In the past, this essay has mostly baffled me. I didn’t understand why Montaigne was so interested in the virtues of Julian the Apostate, the last pagan Roman emperor.
And make no mistake, he was very complimentary of Julian, later getting an earful from Roman censors as a result:
He was, in truth, a very great and rare man, being one whose soul was deeply dyed with the arguments of philosophy, by which he professed to regulate all his actions; and indeed there is no sort of virtue of which he did not leave very notable examples.
Bear in mind that this is someone who came to rule with Christianity fully embedded into Roman rule, and Julian rooted it out. He also took some important steps to improve relationships with Jews, who he had much deeper respect for, and even promised to help rebuild the Temple in Jerusalem, if for no other reason than to prove Christian prophesies wrong.
Montaigne liked the fact that he never took advantage of the women in conquered lands and lived a simple, disciplined life:
As for his sobriety, he always lived a soldierly life; and in full peacetime he ate like a man who was preparing and inuring himself to the austerity of war.
But he also became an emperor who believed in religious freedom. As Montaigne describes, he:
Urged that each man should serve his own religion without hindrance and without fear. This solicitation he made very urgently, in the hope that this complete freedom would augment the schisms and factions that divided them and would keep the people from uniting and consequently strengthening themselves against him by their concord and unanimous understanding; for he had learned by experience, from the cruelty of some Christians, that there is no beast in the world so much to be feared by man as man.

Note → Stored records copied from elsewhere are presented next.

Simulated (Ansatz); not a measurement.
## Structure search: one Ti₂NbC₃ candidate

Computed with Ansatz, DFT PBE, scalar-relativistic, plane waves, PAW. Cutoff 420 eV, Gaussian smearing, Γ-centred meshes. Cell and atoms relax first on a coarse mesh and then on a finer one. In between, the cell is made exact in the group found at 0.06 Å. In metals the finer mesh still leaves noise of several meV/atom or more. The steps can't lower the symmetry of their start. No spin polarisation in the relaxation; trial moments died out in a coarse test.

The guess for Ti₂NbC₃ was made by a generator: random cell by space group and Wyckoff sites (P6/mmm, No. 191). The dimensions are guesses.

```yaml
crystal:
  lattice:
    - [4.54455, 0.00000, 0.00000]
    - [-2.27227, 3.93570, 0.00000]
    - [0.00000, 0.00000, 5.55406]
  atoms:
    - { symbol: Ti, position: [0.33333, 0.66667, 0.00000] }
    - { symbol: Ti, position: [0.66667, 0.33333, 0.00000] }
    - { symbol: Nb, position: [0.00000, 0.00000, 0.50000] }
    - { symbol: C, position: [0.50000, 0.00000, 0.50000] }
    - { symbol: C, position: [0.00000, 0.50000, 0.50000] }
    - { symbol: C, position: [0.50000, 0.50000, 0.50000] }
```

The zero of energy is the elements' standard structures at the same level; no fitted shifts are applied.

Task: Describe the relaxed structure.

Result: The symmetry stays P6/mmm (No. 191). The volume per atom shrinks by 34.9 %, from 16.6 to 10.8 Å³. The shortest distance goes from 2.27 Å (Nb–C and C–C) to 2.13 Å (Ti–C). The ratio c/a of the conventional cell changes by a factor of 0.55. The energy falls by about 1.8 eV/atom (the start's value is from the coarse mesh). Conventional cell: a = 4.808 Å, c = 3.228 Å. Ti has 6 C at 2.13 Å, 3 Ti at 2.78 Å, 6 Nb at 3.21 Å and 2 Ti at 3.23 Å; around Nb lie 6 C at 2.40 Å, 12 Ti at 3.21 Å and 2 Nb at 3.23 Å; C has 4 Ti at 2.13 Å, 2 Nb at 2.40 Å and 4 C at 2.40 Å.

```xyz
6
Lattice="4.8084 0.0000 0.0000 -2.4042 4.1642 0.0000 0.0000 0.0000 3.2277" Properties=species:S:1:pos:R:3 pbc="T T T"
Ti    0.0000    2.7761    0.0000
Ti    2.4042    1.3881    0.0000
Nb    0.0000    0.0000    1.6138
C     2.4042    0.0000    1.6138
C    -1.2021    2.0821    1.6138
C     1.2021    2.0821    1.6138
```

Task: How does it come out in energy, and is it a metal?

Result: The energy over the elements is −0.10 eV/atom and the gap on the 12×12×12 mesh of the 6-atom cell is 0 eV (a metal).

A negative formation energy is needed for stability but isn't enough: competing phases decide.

In the past, I’ve wondered if this essay were extremely esoteric—aimed at reaching only a few close friends who might understand why this topic is important to him. But now I wonder if Montaigne saw in Julian’s conversion away from Christianity something similar to Etienne de La Boetie on his deathbed, when he returned to Judaism.
I came across this quote from Maurice Merleau-Ponty recently that struck a chord:
What if language expresses as much by what is between words as by the words themselves? By that which it does not ‘say’ as by what it ‘says’? And what if, hidden in empirical language, there is a second-order language in which signs once again lead the vague life of colors, and in which significations never free themselves completely from the intercourse of signs?
Why would Montaigne occasionally need to communicate like this? I will let Nietzsche have the last word:
At times we need a rest from ourselves by looking upon, by looking down upon, ourselves and, from an artistic distance, laughing over ourselves or keeping over ourselves. We must discover the hero no less than the fool in our passion for knowledge; we must occasionally find pleasure in our folly, or we cannot continue to find pleasure in our wisdom.